Photo: A boat carries people between communities along the Chixoy River, one of the two rivers whose watershed would be affected by the imposition of the Xalalá Dam.
Water is Life: How to Stop a Dam through Indigenous Resistance
Throughout the Americas and around the world, struggles to protect water are at the center of a global movement for environmental justice. Through popular education, direct action, and community defense, water protectors are forging new forms of international solidarity and mounting fierce challenges to state and corporate power. Drawing on more than 500 years of collective resistance to colonization, indigenous communities are leading the way, defending the Earth against life-threatening systems of exploitation while building cross-border movements for justice.

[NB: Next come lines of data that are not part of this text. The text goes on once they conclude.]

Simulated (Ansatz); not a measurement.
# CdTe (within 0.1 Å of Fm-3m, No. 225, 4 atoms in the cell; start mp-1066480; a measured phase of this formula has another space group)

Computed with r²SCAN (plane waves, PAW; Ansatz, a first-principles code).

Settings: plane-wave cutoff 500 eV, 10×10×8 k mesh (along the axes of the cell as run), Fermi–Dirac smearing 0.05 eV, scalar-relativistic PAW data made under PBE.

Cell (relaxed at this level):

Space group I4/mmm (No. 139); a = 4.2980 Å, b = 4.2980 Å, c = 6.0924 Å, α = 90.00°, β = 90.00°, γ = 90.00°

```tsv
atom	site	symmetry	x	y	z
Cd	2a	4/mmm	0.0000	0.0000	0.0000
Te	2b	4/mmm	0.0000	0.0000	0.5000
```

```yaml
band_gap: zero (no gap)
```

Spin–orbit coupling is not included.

“Under a capitalist system, one person has to take advantage of another…they say what we need is electricity to become ‘developed.’ But really, they need the electricity for their mines, for their roads, to build their mansions. They aren’t responding to communities calling for electricity. They’re thinking about how to keep growing the capitalist system.” – Víctor Caal Tzuy, General Coordinator, Association of Communities for Development and the Defense of Land and Natural Resources (ACODET)
In Guatemala, ACODET is one such organization – and their decade-plus of organizing offers concrete lessons to movements defending land and neighborhoods. ACODET has staved off the imposition of the Xalalá Dam and strengthened a regional movement for indigenous self-determination. They not only denounce the waste and pollution of water, but also lift up the need to protect indigenous life and strengthen community defense.